This use case is centered on using OpenShift Virtualization to implement an end-to-end AI use case on OpenShift. For this we're replicating the Manuela Visual Inspection demo that was developed by Stefan Bergstein.

Setup

  • We're following the Manuela Visual Inspection demo instructions (slides).
  • We're using an Equinix Metal OpenShift Cluster deployed through RHDP (OpenShift AIO) for the CNV / data labelling use case. Its specs are:
    • 3 controller nodes : 8cores / 24Gb memory
    • 3 worker nodes : 16cores / 50Gb memory
  • We're using an SNO instance deployed on a GPU node for the model training and serving use case. The node specs are:
    • 24cores / 128Gb memory
    • NVidia Tesla M60 GPU

Procedure

Deploying CVAT with OCP-V

CVAT is the Computer Vision Annotation Toolkit maintained by the OpenCV community and allows to annotate images through a graphical user interface. In the demo it's used to showcase data labeling in a visual inspection use case.

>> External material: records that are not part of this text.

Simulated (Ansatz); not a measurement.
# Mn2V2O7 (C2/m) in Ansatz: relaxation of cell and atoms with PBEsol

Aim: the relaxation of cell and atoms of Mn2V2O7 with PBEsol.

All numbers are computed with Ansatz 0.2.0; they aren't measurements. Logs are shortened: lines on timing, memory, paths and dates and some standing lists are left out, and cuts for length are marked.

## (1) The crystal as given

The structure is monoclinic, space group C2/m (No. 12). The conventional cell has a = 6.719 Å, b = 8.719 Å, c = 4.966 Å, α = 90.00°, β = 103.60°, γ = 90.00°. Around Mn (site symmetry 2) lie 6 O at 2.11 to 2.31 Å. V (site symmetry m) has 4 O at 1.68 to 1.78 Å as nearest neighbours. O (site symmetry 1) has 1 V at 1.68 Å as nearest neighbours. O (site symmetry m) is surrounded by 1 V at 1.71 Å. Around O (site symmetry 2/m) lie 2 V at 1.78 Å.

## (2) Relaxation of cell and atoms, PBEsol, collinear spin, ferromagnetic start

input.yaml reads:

CVAT is a containerized application. However, it's not compatible with Kubernetes, instead it's intended to be deployed through docker-compose. To still run it on OCP, next to the ML development and deployment environment, we're using OpenShift Virtualization to host CVAT in an OCP-based VM.

Preparation

  1. Provision OpenShift AIO (Equinix Metal) with OpenShift Virtualization Lab RHDP item.
  2. Provision the virtualization cluster.
  3. SSH into the bastion host.
  4. Download virtctl to the bastion host through the OCP cluster (check out Command Line Tools).
    1. As we don’t have a valid CA cert, we need to use wget –no-check-certificate to handle https.
    2. Unpack the archive and copy the binary to /usr/local/bin.

VM deployment

Follow the demo setup instructions. Additional notes below.

  1. Create project hackathon.
  2. Provision a VM:
    • CentOS Stream 8
    • project hackathon
    • customize the deployment: 2 CPU, 8 GB RAM
    • use PVC as per template

App deployment

Follow the demo setup instructions. Additional notes below.

  1. Install docker-compose.
  2. Clone the CVAT repository.
    • NOTE: Check out version 1.4.0 as the more recent versions are deployed differently than documented in the demo instructions.
  3. Add image tag v1.4.0 to the CVAT service container entries.
  4. Start CVAT through docker-compose.
  5. Expose the service on the bastion host using virtctl.
    • Ensure the VM name is correct, replace it if necessary.
  6. Expose the service externally using a route.
  7. Log into the app admin console and add users. Proceed with the demo as documented.

ML training

Using the annotated image data we're training a machine learning model for detecting scratches and bents in metal nut images. The training is run within a JupyterLab instance in OpenShift Data Science (RHODS). Running the training algorithm on a GPU node is recommended but not required.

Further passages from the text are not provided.